The State of the Media, in Two Acts

Do old media and new media have anything in common? Two nights ago I went to a dinner titled “The Future of Content.” Last night I participated in a workshop called “The Next Generation of Advanced Media.” The differences between the two were striking.

The first night was a small gathering of reporters and partners of Demand Media, the Santa Monica, Calif.-based content factory, over dinner at one of San Francisco’s best restaurants, The Slanted Door. The topic of the evening was Demand Studios an online video freelancing house that has spawned some 150,000 short clips. Here’s how it works: By looking at domain name purchases (one of its other business divisions) and search trends, Demand figures out which topics will get traction. It then puts out a call for videomakers to submit content based on those topics — a specific how-to, for example, or an aspect of a vertical like golf or green cards. Demand buys all the rights to the video upfront for $20, and brings the video in house to properly tag it for search. The approach seems to be working, traffic-wise; they’re averaging 1.5 million views per day on YouTube.

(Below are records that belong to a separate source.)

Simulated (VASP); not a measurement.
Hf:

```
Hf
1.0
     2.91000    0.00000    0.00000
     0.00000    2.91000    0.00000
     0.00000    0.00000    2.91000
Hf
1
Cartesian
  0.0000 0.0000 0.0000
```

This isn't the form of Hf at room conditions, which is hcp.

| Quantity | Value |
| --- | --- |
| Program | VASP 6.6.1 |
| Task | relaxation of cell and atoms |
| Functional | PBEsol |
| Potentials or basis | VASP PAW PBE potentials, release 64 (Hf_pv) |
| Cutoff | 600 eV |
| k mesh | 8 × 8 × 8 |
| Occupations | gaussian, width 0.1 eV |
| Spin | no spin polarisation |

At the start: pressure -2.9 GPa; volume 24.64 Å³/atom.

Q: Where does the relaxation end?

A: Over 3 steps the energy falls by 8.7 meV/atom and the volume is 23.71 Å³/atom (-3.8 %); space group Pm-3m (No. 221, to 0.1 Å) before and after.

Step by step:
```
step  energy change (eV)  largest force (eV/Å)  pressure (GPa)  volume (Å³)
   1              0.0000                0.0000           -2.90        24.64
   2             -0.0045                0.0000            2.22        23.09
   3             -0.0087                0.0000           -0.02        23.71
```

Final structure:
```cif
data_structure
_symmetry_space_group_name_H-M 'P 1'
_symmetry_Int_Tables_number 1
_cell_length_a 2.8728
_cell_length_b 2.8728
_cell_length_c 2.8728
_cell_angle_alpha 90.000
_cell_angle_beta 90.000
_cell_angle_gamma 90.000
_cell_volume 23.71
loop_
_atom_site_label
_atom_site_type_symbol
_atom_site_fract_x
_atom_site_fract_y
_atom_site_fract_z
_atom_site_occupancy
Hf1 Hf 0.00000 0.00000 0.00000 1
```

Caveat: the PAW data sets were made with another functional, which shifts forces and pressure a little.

With Demand comparing its system to a content factory, however, it’s tough not to play devil’s advocate. What about creators, what about art, what about revenue share? And with the drumbeat of layoffs across the media industry in the background — what about our livelihoods? According to Steven Kydd, EVP of Demand Studios, plenty of the company’s video makers are making a couple thousand dollars a month, and that’s a nice tidy side job. Meanwhile, his video supply will only grow with the recession.

I’ve seen for myself how web stats — where an appearance on the Digg home page will make your day-to-day traffic seem like peanuts, and seizing on the right keyword will pay off dividends for months — bring the temptation of setting our editorial agenda around cheap tricks.

Then last night I was one of eight speakers at the workshop held by the Northern California chapter of the National Television Academy. Sarah Lane of Revision3 was supposed to speak too, but she got laid off, and had to fly out of town for a job interview. There I learned, while snacking on Halloween cookies from Safeway, about how local CBS affiliate KPIX has doubled its video traffic since SFGate (the San Francisco Chronicle’s web site) started embedding it in stories two weeks ago — but how the station also actively polices YouTube and sends takedown notices for any content that it deems to have been ripped off. KPIX Director of Internet Operations Jim Parker also said the traffic to a recently instated live updating weather radar map easily beats KPIX’s homepage traffic on non-sunny days.

I also got to hear about Rich Bartlebaugh‘s side project for the local government’s TV channel, where he puts candidates’ statements on YouTube. He told the audience how thrilled he was when they were embedded elsewhere, subsequently receiving a few hundred views each and some meaningful comments.

So. The people who know distribution don’t value content but the people who have content chops don’t actually have that many people who want to view their stuff — or are counterproductively hung up on intellectual property. There’s got to be a better way.